Skills read from and write to an enriched document tree that exists in memory. Initially, an enriched document is just the raw content extracted from a data source (articulated as the “/document” root node). With each skill execution, the enriched document gains structure and substance as each skill writes its output as nodes in the graph.

After skillset execution is complete, the output of an enriched document is routed to an index through user-defined output field mappings.

At a high level, this is what we are achieving.

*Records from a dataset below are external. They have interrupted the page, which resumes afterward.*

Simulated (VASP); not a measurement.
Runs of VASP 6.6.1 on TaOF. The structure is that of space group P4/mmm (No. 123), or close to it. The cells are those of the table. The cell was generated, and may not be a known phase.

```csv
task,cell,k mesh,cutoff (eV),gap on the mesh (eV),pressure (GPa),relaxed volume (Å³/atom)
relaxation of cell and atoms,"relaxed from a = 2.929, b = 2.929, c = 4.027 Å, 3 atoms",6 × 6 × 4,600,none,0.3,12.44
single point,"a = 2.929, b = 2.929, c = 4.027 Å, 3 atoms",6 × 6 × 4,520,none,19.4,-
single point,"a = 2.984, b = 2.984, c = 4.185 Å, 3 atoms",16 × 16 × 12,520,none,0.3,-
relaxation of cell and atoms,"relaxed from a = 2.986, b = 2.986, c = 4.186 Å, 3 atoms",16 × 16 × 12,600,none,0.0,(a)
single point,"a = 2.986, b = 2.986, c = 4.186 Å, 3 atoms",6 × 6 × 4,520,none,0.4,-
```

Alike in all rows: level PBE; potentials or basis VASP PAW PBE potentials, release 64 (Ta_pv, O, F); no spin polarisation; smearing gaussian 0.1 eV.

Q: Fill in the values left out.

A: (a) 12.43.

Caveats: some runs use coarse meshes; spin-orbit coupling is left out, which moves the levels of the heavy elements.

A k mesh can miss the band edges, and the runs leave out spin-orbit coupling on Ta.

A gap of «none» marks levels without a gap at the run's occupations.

So, let’s see this in action. I’ve already created my resources in Azure: my index, my indexer, my skill set, and my custom web API, which runs in Azure Functions. You can find this code in my GitHub repository, available here: https://github.com/georgeollis/azure-ai-search

I’ll begin by uploading files to my Azure Storage account. These files are not important, but they contain interesting animal facts written in English. What we should expect at the end of this process is that we extract the text from the documents, translate the text into French, and then call a custom web API (which returns a “Hello World” response).

This text document has the following:

File 1 – The Secret Life of Otters Otters are the river’s comedians, slipping through the water with a grin that seems almost human. They juggle pebbles as if practising for a circus act, and their dens—called holts—are tucked away like hidden theatres. Watching them tumble and play, you’d swear they were rehearsing a routine for an audience of reeds and dragonflies.

Now let's run our indexer. The indexer is set to run manually, but it can be configured to run on a defined schedule.

Now, going back to the index, we can clearly see that it was successful and that the index was populated, and it did the following:

  • Extracted the text from the document
  • Translated the text from English to French
  • Called a custom web API, which returned hello world
{
  "@odata.context": "https://gdgfdfgdgdgdfdgfdfg.search.windows.net/indexes('test')/$metadata#docs(*)",
  "@odata.count": 1,
  "value": [
    {
      "@search.score": 1,
      "id": "aHR0cHM6Ly9zYWRhc2RzYWRzYWRhc2RzZGFzLmJsb2IuY29yZS53aW5kb3dzLm5ldC9kYXRhL05ldyUyMFRleHQlMjBEb2N1bWVudC50eHQ1",
      "text": "File 1 – The Secret Life of Otters Otters are the river’s comedians, slipping through the water with a grin that seems almost human. They juggle pebbles as if practising for a circus act, and their dens—called holts—are tucked away like hidden theatres. Watching them tumble and play, you’d swear they were rehearsing a routine for an audience of reeds and dragonflies.\n",
      "translation": "Dossier 1 – La vie secrète des loutres Les loutres sont les humoristes de la rivière, glissant dans l’eau avec un sourire presque humain. Ils jonglent avec des cailloux comme s’ils s’entraînaient pour un numéro de cirque, et leurs tanières — appelées holts — sont cachées comme des théâtres cachés. Les regardant tomber et jouer, on aurait juré qu’ils répétaient une routine devant un public de roseaux et de libellules.\n",
      "custom_skill": "Hello World"
    }
  ]
}

Hopefully, you can now see why skillsets and indexers are so important in Azure AI Search. They allow you to transform the data, and the best part is you don’t even need to write any complex logic, especially around the ingestion of documents – just let the indexer take care of removing items from the index when documents are deleted.

Thanks for reading this blog!